Much to the disgust of the liberal Toronto Star and to the horror of the atheist Globe and Mail, Conservative leader John Tory has proposed that state funds be made available to non-Catholic religious schools. Since not much else separates the views of the 4-year-old government of Liberal Dalton McGuinty from those of the opposition Conservatives, the issue is dominant.
It’s rooted in the Canadian past. The Canadian Constitution originates as a statute passed by the British Parliament in 1867, establishing Canada as a largely self-governing “dominion” within what was then called the British Empire.
To secure the allegiance of Catholic Quebec to the new dominion, the statute guaranteed state-supported Catholic schools, thereby linking state with church, and Ontario Catholics were able to develop a state-supported independent system.
The public schools were assumed to be Protestant Christian, which in fact they mainly were through the late 19th century and the first half of the 20th. But as theories of education alien to all major religions began to take firm hold of the public system, Protestant Christians began creating their own schools to rescue their children from the secularist indoctrination increasingly practiced in the public ones.
These, however, received no state support. Why not, they reasonably demanded, while Jews, who had long run their own schools and paid for them, joined in the demand. John Tory has adopted their cause and injected it into the election campaign. The McGuinty government says no. In fact, its education minister, Kathleen Wynne, once suggestion that the solution was not to extend state support to other religious schools, but to de-fund the Catholic ones. Thus an otherwise spiritless campaign is rapidly centering on a religious issue.
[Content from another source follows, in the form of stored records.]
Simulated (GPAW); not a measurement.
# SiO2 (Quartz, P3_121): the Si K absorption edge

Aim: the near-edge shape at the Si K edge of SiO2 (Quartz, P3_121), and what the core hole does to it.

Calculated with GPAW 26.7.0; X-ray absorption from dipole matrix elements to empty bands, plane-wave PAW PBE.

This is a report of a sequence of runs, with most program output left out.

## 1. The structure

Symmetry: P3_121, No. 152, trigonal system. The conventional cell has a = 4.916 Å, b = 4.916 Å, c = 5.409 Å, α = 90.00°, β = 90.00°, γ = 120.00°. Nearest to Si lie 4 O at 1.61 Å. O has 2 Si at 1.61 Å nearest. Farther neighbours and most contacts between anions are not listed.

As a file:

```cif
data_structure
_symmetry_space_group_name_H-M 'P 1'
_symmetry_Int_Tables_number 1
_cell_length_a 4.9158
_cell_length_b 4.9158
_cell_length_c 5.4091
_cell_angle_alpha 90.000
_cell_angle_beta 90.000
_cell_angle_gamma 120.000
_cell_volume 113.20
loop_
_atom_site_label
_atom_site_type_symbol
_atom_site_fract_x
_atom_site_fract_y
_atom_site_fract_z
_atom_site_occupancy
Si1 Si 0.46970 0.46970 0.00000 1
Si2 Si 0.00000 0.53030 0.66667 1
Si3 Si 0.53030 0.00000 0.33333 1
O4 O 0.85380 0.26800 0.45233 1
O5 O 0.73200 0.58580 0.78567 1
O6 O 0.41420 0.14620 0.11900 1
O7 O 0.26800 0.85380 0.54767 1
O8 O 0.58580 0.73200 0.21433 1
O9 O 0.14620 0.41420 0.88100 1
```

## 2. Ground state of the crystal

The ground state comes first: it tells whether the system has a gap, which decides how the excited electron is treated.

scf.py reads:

All of which is very painful and problematic to liberaldom in general and to the Globe and Mail in particular. The most telling argument against Tory’s proposal – that this would mean publicly subsidizing Muslim schools where wild-eyed imams would almost certainly urge young males to donate their lives to Allah by blowing up buildings and murdering their fellow Canadians – could not, alas, be invoked. How bigoted, how intolerant, how insensitive, how illiberal – even if true.
So, if you can’t call attention to the Muslim peril, no matter how perilous, then what peril can you call attention to? Obviously, the Christian peril.
For the Globe, however, this posed difficulties. Non-Catholic Christian schools have been receiving state subsidies in Alberta and Saskatchewan for nearly 20 years. There has been a record of steady improvement in provincial testing results, no doubt caused in part by the competition the Christian schools offered. Any mention of this disconcerting reality the Globe must obviously avoid. So what could be cited against the Conservative proposal?
Globe religion reporter Michael Valpy had the answer. Something called Granville Christian College, an institution started by two religiously fervid “nuns” from the U.S., both Anglicans, who had taken over an old Catholic college at Brockville, Ont., back in the ’70s, and instituted “cult practices,” had closed down two months ago because it couldn’t get enough students.
One former student had set up a website and others were recording their complaints. There had been “emotional abuse” in the place. Some students had been made to get up in the night to be berated for their “sins.” There had also been “physical abuse” (little detail given) and “sexual abuse” (no detail given).
All doubtless very questionable, but a “national” story? Certainly to the Globe it was. For three days running it front-paged what the Globe dubbed “Ontario’s Granville College.” When the daughter of a former staff member added her voice to the complaints, the Globe ran her picture in full color across five columns, with sidebar stories demanding to know why the local press had done nothing, and why the Anglican Church was proposing to do nothing as well.
On the fourth day, perhaps realizing that nobody seemed to give a damn and their newspaper was beginning to look more rabid than the two nuns, the Globe editors finally appeared to give up.
All of which proved what, one wonders. That this is the kind of thing the state would be subsidizing if it funded Christian schools, that’s what. This was, in other words, another instance of a recurring theme. If the Muslims are dangerous, then let’s get the Christians! And why not? They all believe in God, don’t they?